Reh has made cottage cheese just about every other day since 2009 at Buck’s Fishing & Camping in Northwest Washington, where she heads the kitchen. She didn’t have her grandmother’s recipe, so she found one and tweaked it. “I’m a chef who doesn’t invent the wheel,” she says. “I want to produce the perfect wheel.”

Cottage cheese was the first kind of cheese that Sue Conley learned to make. It was in 1997, in Washington state, before she and Peggy Smith founded Cowgirl Creamery in California. Conley’s instructor was cheese culture expert David Potter. “He was a master cottage cheese maker,” she says. “I had never tasted anything so good.”

It became her sentimental favorite, a handmade labor of love that Cowgirl produced at a low-key 150 pounds per week until the end of last year. They called it “clabbered,” which refers to the way the curd was thickened with a blend of cultured cream and milk.
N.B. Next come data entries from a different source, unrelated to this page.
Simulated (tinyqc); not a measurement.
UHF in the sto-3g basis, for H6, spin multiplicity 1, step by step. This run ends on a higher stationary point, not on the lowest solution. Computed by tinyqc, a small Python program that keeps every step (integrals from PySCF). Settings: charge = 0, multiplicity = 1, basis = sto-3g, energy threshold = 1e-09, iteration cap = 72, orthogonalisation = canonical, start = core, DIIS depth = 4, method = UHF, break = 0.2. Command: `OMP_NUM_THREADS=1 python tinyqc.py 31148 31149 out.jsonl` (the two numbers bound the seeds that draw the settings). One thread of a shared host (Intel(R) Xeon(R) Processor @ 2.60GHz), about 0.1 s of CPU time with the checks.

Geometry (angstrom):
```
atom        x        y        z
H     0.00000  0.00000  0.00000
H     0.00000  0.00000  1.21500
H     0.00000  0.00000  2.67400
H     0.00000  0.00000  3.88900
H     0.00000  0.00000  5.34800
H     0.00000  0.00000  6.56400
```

“We haven’t stopped for good,” Conley says resolutely. “Just call it a suspension of production. We need to figure out a way to improve the process.”

Cottage cheese began as a byproduct, often derived from making butter. It was allowed to curdle on its own, over days, sometimes helped along with a natural acidic culture. The problem with American cottage cheese began after World War II, Conley says. Industrial shortcuts diminished the curd on several levels. Rennet was used to hasten the process of coagulation. The milk dressing was thickened with cornstarch instead of cream, displacing the fresh dairy taste with something sour. Any clabberation, so to speak, went out the window. These days, the best-selling brands use thickeners such as guar gum and carrageenan.

The flavor has also been bred out of the commercial stuff, not unlike what has become of factory-farmed chickens. “Natural flavor” is added to tubs of cottage cheese in the grocery store dairy case. But flavor comes about naturally in handmade versions.